Iowa governor signs guns omnibus bill and liability protections bill into law


Iowans no longer are required to have a permit to carry a gun, following Gov. Kim Reynolds signing of HF 756.

“Today I signed legislation that protects the 2nd Amendment rights of Iowa’s law-abiding citizens while still preventing the sale of firearms to criminals and other dangerous individuals,” Reynolds said in a news release April 2.

To acquire a pistol or revolver from a federally licensed firearms dealer, the purchaser must have either a permit to acquire or carry the weapon or must complete a national instant criminal background check.

Restrictions of gun ownership include its limitation to Iowans who are at least 21 (unless their employment involves work in security or a similar role) who have not been convicted of a felony, prohibited through court order from possessing the weapon or are addicted to alcohol or illegally possesses controlled substances.

In addition, if there is probable cause to believe that the person, based on actions of the individual within the past 2 years, is likely to use the weapon unlawfully or to endanger oneself or others, the individual is prohibited from having a weapon, according to a fiscal note on the bill.
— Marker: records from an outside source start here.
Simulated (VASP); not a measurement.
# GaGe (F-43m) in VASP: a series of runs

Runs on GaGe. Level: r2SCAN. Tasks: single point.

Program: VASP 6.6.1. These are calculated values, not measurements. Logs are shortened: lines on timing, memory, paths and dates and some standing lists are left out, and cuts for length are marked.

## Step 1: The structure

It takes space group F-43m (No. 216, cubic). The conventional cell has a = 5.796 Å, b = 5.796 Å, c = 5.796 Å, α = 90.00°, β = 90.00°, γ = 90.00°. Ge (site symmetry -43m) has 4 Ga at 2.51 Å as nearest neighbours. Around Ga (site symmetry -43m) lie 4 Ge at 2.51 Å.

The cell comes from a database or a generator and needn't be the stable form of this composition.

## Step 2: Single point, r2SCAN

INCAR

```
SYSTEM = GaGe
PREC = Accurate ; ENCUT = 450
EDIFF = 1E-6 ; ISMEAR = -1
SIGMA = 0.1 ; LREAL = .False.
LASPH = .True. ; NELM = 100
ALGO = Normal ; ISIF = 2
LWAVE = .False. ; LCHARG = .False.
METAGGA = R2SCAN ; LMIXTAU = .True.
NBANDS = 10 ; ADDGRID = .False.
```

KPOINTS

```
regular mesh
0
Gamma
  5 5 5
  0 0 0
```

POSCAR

The bill also prohibits the transfer of a firearm to a person who does not have a permit “if the person knows or reasonably should know that the recipient is prohibited from receiving or possessing a firearm” and prohibits loans or rentals of firearms to people for temporary use “during lawful activities if the person loaning or renting the weapon knows or reasonably should know that the recipient is prohibited from receiving or possessing a firearm under State or federal law, is ineligible under new Iowa Code section 724.8B, or is intoxicated.”

If the dealer violates these provisions, they can be charged with a Class D felony.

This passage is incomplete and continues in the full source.